# Imports

___

In [13]:
import pandas as pd
import numpy as np 
import requests
from nltk.stem import PorterStemmer, WordNetLemmatizer

from nltk.tokenize import sent_tokenize, word_tokenize, RegexpTokenizer

In [14]:
import time

We are going to train a model to determine whether a post is from the one of the two following subreddits. In order to do this we will need a large number fo samples from both. The API we are using is an opensource project, and in order to avoid overtaxing the server we have built a sleep time into our API request function. Those trying to replicate this prokject should take care to include some measure of courtesy when using the API. The host has been known to block abussive IP adresses. 

Facts - https://www.reddit.com/r/facts/
FakeFacts - https://www.reddit.com/r/FakeFacts/

___

# Url and pull paramters

We are going to be using the Pushshift APi - https://github.com/pushshift/api

In [15]:
# api setting
url = 'https://api.pushshift.io/reddit/search/submission'



In [16]:
# create json file from request results
# access the df through the data key 
# return df
def res_to_df(res):
    data = res.json()
    posts = data['data']
    return pd.DataFrame(posts)


Below is a sleep controlled function for pulling subreddit information from the API that take a number of iterations, a subreddit name, and a UTC time to set the the most recent post in the return dataframe. The function is built to pull 50 posts at a time, and to sleep for a period of time between each pull. Each request result is concatonated into a master_df and returned.

In [17]:
def get_posts(strokes, subreddit, target_time):
    df = pd.DataFrame()
    master_df = pd.DataFrame()
    
   
    for i in range(strokes):
        try:
            params = {
                'subreddit': subreddit,
                'size': 50,
                'before': target_time}

            res = requests.get(url,params)
            data = res.json()
            posts = data['data']
            df = pd.DataFrame(posts)

            frames = [df,master_df]
            master_df = pd.concat(frames, axis= 0 , ignore_index = True)

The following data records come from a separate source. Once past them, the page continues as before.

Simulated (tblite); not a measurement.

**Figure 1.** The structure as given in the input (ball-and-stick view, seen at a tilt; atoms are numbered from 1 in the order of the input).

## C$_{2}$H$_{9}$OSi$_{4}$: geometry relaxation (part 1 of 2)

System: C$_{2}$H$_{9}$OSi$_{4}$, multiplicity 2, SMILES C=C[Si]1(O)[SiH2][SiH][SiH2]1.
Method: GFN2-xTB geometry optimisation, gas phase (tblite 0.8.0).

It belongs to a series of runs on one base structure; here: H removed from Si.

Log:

            target_time = df['created_utc'].min()

            time.sleep(10)
        except KeyError:
            continue

    
# for when created_utc does not exist     

       
    return master_df



Now we run our API request function for both our Subreddit pages and save the resulting dataframes to a single master_df . We neeed to give it a UTC time for the most recent post that we want returned.

___

# Calling API request function

This function needs run several times. Furst run this section, then run the merger section so that out results df updates with new API results. The UTC time code will need updated before each new request.

In [32]:
fact_df = get_posts(20, 'facts', 1594746614)

In [33]:
fiction_df = get_posts(20, 'FakeFacts', 1540795916)

___

# Merge Results

results_df is our full output from both subreddit api requests. We will continue to concatonate new api request to to this df in untill we have a large enough sample size.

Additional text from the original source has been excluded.